Building_Blog_Icons-05As well as being able to create your own interconnection points between assets, each major cloud provider, such as AWS, Microsoft Azure, Google Cloud, also has its own flavour of dedicated internet-by-pass connectivity directly accessible from Console Connect.

Naturally, each of the direct connection services for the public cloud has its own terminology but they all do the same thing in terms of function. AWS uses Direct Connect; Google Cloud uses Google Cloud Interconnect; and Azure uses ExpressRoute.

Console Connect enables businesses to have their network connectivity match the agility of the cloud by scaling bandwidth up and down and moving workloads from one asset to another with what is effectively your own closed-off and dedicated MPLS network.

Software defined interconnect is best thought of as MPLS without the downsides. MPLS is very capable but very slow moving in terms of rollout and configuration.

As a result the network operations team tends to buy exactly what they need in terms of capacity over a multi-year term, without any form of buffer for future traffic demand. They will then use hierarchical application and service rules to ensure critical traffic is prioritised.

So, MPLS typically brings with it a cost that runs for three years, after which an enterprise may or may not renew. But the level of connectivity or capacity acquired may be plain wrong for a long period of time. The same is true of flexibility. Companies probably don't need to be flexing bandwidth all the time, but every so often they need to adjust their network capacity.

Driven by the power of SDN, as well as a level of quality control and flexible capability missing from the internet, Console Connect also makes an MPLS network less hard on the budget because you're only paying for what you are using.



How does an interconnection platform provide network control and visibility? 

Building_Blog_Icons-04Many enterprises today have a range of assets residing in a mixture of both public and private clouds. As a result, there is a need to connect not just site-to-site and site-to-cloud but also cloud-to-cloud. This is a situation that is likely to persist for the foreseeable future and is having an impact on the network, where a similar transformation is taking place in terms of interconnect.

Demand for high capacity access to data centres is often temporary. Let’s say you need to get access to a SaaS provider for a couple of weeks to run certain accounts or functions. If you were to do this over a static MPLS-based network it can be difficult, especially if you do not have a presence in the data centre required.

This is where Console Connect really starts to shine - as a form of short term connectivity that might just be needed for a couple of days. Furthermore, you run it as a seamless extension of your existing MPLS network and when no longer required, then you bring the service back down or even disconnect completely.

The reason Console Connect is able to get things done a lot faster is that its software defined and virtualised nature takes care of all of the activity ‘behind the curtain’ on your behalf.

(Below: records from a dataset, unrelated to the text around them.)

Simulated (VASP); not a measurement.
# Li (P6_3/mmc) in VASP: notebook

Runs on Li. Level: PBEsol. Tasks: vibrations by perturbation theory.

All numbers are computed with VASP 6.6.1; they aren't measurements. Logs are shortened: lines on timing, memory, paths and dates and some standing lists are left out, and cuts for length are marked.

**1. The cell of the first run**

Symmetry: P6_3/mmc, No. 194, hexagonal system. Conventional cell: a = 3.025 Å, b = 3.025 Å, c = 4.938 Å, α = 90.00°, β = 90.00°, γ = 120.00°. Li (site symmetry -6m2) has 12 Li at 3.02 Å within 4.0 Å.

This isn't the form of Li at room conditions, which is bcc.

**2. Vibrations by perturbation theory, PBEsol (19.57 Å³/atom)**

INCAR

The network sits on PCCW Global’s own MPLS network, while Console Connect applies a layer of abstraction to set up and tear down dedicated connections on that network using SDN. Console Connect takes a lot of the problems away from interconnection between data centre and data centre and allows you to scale up your bandwidth between data centres in near real time.

What Console Connect predominantly delivers is a connectivity mechanism between data centres and between private clouds and public clouds. It acts almost as an exchange between these assets, like your own personal ethernet cable strung between a data centre in London and a data centre in New York, by way of the public clouds that are present in those locations, for example.

This enables you to run a seamless multi cloud and hybrid cloud strategy at the same time. So you could keep sensitive work in private data and then connect that up to the other locations where you could then connect to either your corporate LAN or into a public cloud such as an Amazon AWS location.

SDN fabrics also mean it is not as costly or complex to interconnect data centers and manage network connectivity. Furthermore, customers are no longer restricted to a single data center environment but are instead tapping into a flexible, fluid and intelligent networking model to create a global interconnect fabric that grows with their future needs.

When new partners, customers or sites need to be connected, the organisation can turn up services on-demand, connecting data centers, public clouds, Internet Exchange Points (IXP) and their own various networks.

A single platform such as Console Connect can provision these connections with high levels of automation, enabling businesses to string together an ecosystem of cloud-centric data centres with direct access to the cloud.

Furthermore, the simplified user experience offers real-time visibility into network performance across the entire data center ecosystem. This means you can continually adapt and optimise the network connectivity with granular and real-time control over bandwidth to meet changing needs on an intuitive and intelligent network.